Questions: Decolonizing Historical Practice and Including Non-Western Approaches
5 questions to test your understanding
Score: 0 / 5
Question 1 Multiple Choice
A historian researches colonial India using exclusively British administrative records, court documents, and military reports. Even with genuine sympathy for Indian independence, what limitation does this methodology impose?
ABritish records are less accurate than Indian sources and will produce factual errors
BThe methodology reproduces the colonizer's perspective because colonial archives were created to track what administrators cared about, not what colonized peoples experienced
CThe historian lacks sufficient primary sources to draw any conclusions about this period
DAdministrative records only document economic history, leaving political history inaccessible
Colonial archives were not neutral repositories — they were created by and for colonial administration. They document taxation, land title, population counts, criminal cases, and military operations: what the colonizers needed to track. The perspectives, experiences, grievances, and cultural practices of colonized peoples appear only as objects of administration, not as subjects with their own historical agency. A historian who works only from these archives will reproduce this framing even with the best intentions, because the questions the archive enables you to ask are the administrator's questions, not the colonized community's questions.
Question 2 Multiple Choice
A critic argues that West African oral traditions are unreliable historical sources because they lack written documentation and do not follow linear chronology. What fundamental assumption underlies this critique?

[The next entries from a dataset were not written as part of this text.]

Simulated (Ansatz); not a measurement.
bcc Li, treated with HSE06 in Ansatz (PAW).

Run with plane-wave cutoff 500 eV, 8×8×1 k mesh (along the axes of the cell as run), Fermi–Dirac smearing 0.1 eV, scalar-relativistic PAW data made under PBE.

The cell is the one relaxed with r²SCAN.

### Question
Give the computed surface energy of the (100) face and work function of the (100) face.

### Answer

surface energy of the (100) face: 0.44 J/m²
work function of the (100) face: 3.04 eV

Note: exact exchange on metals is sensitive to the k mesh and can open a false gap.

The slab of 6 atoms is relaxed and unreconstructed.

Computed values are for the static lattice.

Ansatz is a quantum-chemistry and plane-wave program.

AAll valid historical traditions require physical artifacts that can be independently verified
BThe Western historiographical standard — written archive, linear time, literate sources — is the universal measure against which all knowledge traditions should be evaluated
COral traditions cannot be recorded or transcribed, making scholarly analysis impossible
DWest African history was not meaningfully documented until European contact
The critique assumes Western historiographical norms are universal rather than culturally specific. West African griot traditions, Andean quipus, and indigenous American ceremonial histories are sophisticated, internally consistent systems for preserving and transmitting knowledge about the past — they simply operate by different epistemological principles (performance, non-linear time, community memory). Evaluating them by whether they match Western norms is like judging poetry by whether it reads like a legal brief: the comparison standard is the problem, not the sources.
Question 3 True / False
Reading a colonial archive 'against the grain' means looking for what the documents silence or distort, not just accepting what they explicitly state.
TTrue
FFalse
Answer: True
Colonial archives tell us what administrators wanted to record — and their silences are as revealing as their content. A colonial land survey documents who holds legal title; it silences indigenous land relationships that did not map onto European property concepts. A criminal record documents convictions; it silences the context of resistance, survival, or cultural practice that made the 'crime' meaningful to the accused. Reading against the grain means asking: who is absent from this record? What would this event look like from the position of those not writing? What does the framing of the document reveal about the recorder's assumptions?
Question 4 True / False
Decolonizing history means replacing Western historical accounts with non-Western ones, correcting the bias of colonial historiography by reversing whose story gets centered.
TTrue
FFalse
Answer: False
This is the most common misconception about decolonial methods. The goal is not to swap one partial view for another, but to produce histories that are more complete because they draw on a wider range of human experience and knowledge traditions. Replacing a Eurocentric account with an equally singular non-Western account repeats the same methodological error — privileging one perspective as the account. Inclusive methods involve actively combining sources: colonial archives read against the grain, oral traditions, material culture, indigenous manuscripts, and community memory, triangulating across them to construct a fuller picture.
Question 5 Short Answer
Explain why a historian working exclusively from colonial archives reproduces the colonizer's perspective even when they intend to be sympathetic to colonized peoples. What structural feature of colonial archives causes this problem?
Think about your answer, then reveal below.
Model answer: Colonial archives were created by colonial administrations to serve administrative purposes: tracking taxable populations, adjudicating land disputes, suppressing resistance, recording transactions. This means the archive structurally centers the administrator's concerns, categories, and questions. A sympathetic historian using only these archives still asks: 'What did the British record about Indian poverty?' not 'How did Indians understand and respond to their situation?' The colonized appear as objects documented by others, not as subjects with their own historical voice. The problem is not the historian's intent but the architecture of the source base — which questions it enables, whose categories it uses, and whose experiences it renders visible or invisible.
This is why decolonizing methods are not simply about being more sympathetic, but about methodological transformation: seeking alternative sources (oral tradition, material culture, descendant community knowledge), reading colonial sources against the grain, and asking different questions than the archive was designed to answer.